An ancient statue of a human-headed winged bull that was ravaged by ISIS in Iraq has been recreated by the American conceptual artist Michael Rakowitz for the famous Fourth Plinth in London’s Trafalgar Square. The commission, titled The Invisible Enemy Should Not Exist, was unveiled on Tuesday and is made of more than ten thousand empty cans of date syrup, which was a major export in Iraq before war uprooted the industry. The original Assyrian artifact, which portrayed the mythological deity Lamassu and guarded the ancient city of Nineveh, was created in 700 BCE and was defaced by ISIS militants in February 2015 as part of the group’s campaign to destroy the region's cultural heritage. 

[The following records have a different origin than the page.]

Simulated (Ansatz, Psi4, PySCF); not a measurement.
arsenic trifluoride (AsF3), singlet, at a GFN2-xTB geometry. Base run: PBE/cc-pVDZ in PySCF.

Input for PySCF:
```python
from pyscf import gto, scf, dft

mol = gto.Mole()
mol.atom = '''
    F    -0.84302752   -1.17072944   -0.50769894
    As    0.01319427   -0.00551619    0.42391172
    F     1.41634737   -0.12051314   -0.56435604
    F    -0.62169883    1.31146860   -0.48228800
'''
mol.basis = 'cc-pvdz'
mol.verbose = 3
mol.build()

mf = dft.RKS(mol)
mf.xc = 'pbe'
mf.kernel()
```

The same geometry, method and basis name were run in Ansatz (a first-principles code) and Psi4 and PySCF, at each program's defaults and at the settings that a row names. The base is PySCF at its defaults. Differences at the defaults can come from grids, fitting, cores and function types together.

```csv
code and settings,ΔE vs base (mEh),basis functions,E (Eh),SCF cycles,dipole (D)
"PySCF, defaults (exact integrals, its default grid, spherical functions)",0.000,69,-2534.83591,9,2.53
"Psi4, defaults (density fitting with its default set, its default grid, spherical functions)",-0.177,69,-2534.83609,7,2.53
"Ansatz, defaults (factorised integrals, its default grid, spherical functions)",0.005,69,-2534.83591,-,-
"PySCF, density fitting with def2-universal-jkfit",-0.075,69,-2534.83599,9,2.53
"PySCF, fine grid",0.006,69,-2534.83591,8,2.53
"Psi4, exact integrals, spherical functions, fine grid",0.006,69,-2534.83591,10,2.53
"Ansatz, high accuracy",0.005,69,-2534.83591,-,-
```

Rakowitz, whose Iraqi Jewish grandparents emigrated from Iraq in 1946, told the New York Times that his work was “a placeholder for the thousands of human lives that have gone missing and can’t be reconstructed.” The artist, who is forty-four, has explored Middle Eastern themes throughout his career and is known for engaging, sometimes controversially, with found or everyday materials in his practice.

Rakowitz’s piece was announced as a winner last year, along with British artist Heather Phillipson's sculpture The End, which will occupy the Fourth Plinth—a free public art project in front of the National Gallery that is run by the mayor of London—in 2020.